In general, you should argue to understand, not to win. This thread is not territory to be claimed by one group or another; indeed, the aim is to have many different viewpoints represented here. Thus, we also ask that you follow some guidelines:

  • Speak plainly. Avoid sarcasm and mockery. When disagreeing with someone, state your objections explicitly.

  • Be as precise and charitable as you can. Don't paraphrase unflatteringly.

  • Don't imply that someone said something they did not say, even if you think it follows from what they said.

  • Write like everyone is reading and you want them to be included in the discussion.

On an ad hoc basis, the mods will try to compile a list of the best posts/comments from the previous week, posted in Quality Contribution threads and archived at /r/TheThread. You may nominate a comment for this list by clicking on 'report' at the bottom of the post and typing 'Actually a quality contribution' as the report reason.

5
Jump in the discussion.

No email address required.

What do you think? Am I wrong in reading this as just another case of “Americans can do nothing right”?

Apparently yes. But not in way you meant. Judging by

execution took about 25 minutes total (...) What we saw was minutes of someone struggling for their life, (...) "appeared that Smith was holding his breath as long as he could."

it seems that they failed to asphyxiate them properly. Suffocation by nitrogen gas should not take so long, unless this guy was experienced freediver.

Judging by

That was all expected and was in the side effects that we've seen or researched on nitrogen hypoxia

it seems that either they are in denial or plan was stupid. (AFAIK asphyxiation should happen faster, so it was incompetence in executing execution)

Disclaimer: I have not fact checked article. Maybe they were lying outright.

Ironic how trying to make it painless just makes it worse

I read an interview with a Swedish expert who, while being negative about death penalties in general, was similarly confused about how long it took and all the reported thrashing, which goes against all experience with industrial accidents where people pass out and die very quickly without they themselves or their nearby colleages realising what's going on.

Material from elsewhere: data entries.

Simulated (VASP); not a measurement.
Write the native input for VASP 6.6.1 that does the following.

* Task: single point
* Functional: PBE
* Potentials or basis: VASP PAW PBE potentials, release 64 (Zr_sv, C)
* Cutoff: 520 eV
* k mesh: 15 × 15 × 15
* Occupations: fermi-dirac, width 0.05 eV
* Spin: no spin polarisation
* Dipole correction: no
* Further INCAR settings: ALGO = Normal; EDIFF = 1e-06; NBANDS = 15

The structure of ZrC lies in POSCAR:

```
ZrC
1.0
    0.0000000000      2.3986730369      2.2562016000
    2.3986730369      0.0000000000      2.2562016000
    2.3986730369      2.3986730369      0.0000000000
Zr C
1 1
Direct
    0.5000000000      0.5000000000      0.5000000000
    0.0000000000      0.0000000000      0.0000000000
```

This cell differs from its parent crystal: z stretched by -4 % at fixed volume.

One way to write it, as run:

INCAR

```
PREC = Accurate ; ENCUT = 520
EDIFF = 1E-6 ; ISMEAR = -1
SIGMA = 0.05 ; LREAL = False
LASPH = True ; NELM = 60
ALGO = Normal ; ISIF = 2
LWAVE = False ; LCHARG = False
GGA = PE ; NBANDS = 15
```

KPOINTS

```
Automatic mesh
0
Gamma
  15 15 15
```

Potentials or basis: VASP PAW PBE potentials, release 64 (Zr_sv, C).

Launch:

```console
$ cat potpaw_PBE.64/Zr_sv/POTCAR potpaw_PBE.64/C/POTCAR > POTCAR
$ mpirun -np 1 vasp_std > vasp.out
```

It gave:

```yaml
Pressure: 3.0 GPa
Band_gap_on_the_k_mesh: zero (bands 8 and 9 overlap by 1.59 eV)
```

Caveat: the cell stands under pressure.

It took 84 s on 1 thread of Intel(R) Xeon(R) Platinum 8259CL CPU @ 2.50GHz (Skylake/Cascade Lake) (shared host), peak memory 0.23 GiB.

Something clearly went wrong here.

The usual response is, why not euthanize people in the same way animals are euthanized. Humans have a more advanced nervous system in that they can respond by being aware of the procedure, whereas an animal is not. The condemned ,reasonably, do not wish to die and will do everything possible to delay the process and not comply, with lawyers who will look for any procedural misstep to forestall, adding to the complications. Remove the 'human rights' aspect and putting people to death is trivial.

Half-baked thought: all of those industrial accidents don't involve victims aware that it's happening. I can imagine that, while it can sneak up on you, being told you're going to die invokes all sort of deeply-rooted vestigial instincts. Industrial workers in confined spaces aren't generally trying to hold their breath or escape. This may apply to some of the times lethal injection goes poorly as well.

Sure, but you can't hold your breath for 25 minutes. For most people it's like 2 minutes and then you would get knocked out. It's not just that it sneaks up on you, it happens very quickly.

Something is fishy here. Maybe they had too low a concentration of nitrogen?

An interesting thought that genuinely hadn't occurred to me until you pointed it out. While the ability to voluntarily hold one's breath is typically limited to 2 -3 minutes a reasonably healthy Human body is capable of functioning on limited or no oxygen for a significant amount of time (closer 10 to 15 minutes). Hypoxia is pernicious in that it sneaks up on you, without explicit warnings/training most people will not recognize that they are in trouble until they've already burned 90% of their available time assuming they recognize that they are in trouble at all because by that point cognitive ability has already started to decline.

Accordingly, I'm now wondering if they ought to have sedated the guy or gotten him blackout drunk first. Throw a big party on death row, get everyone plastered and then pump in the nitrogen.

Also, maybe industrial accidents with someone living after minutes do not end in deaths or being noticed more widely?

But being able to survive for 25 minutes without oxygen, holding breath, seems unlikely.

Maybe they fucked up delivery mechanism of nitrogen? Managed to still give access to oxygen?

You'd think they would test it on a sheep or something during commissioning.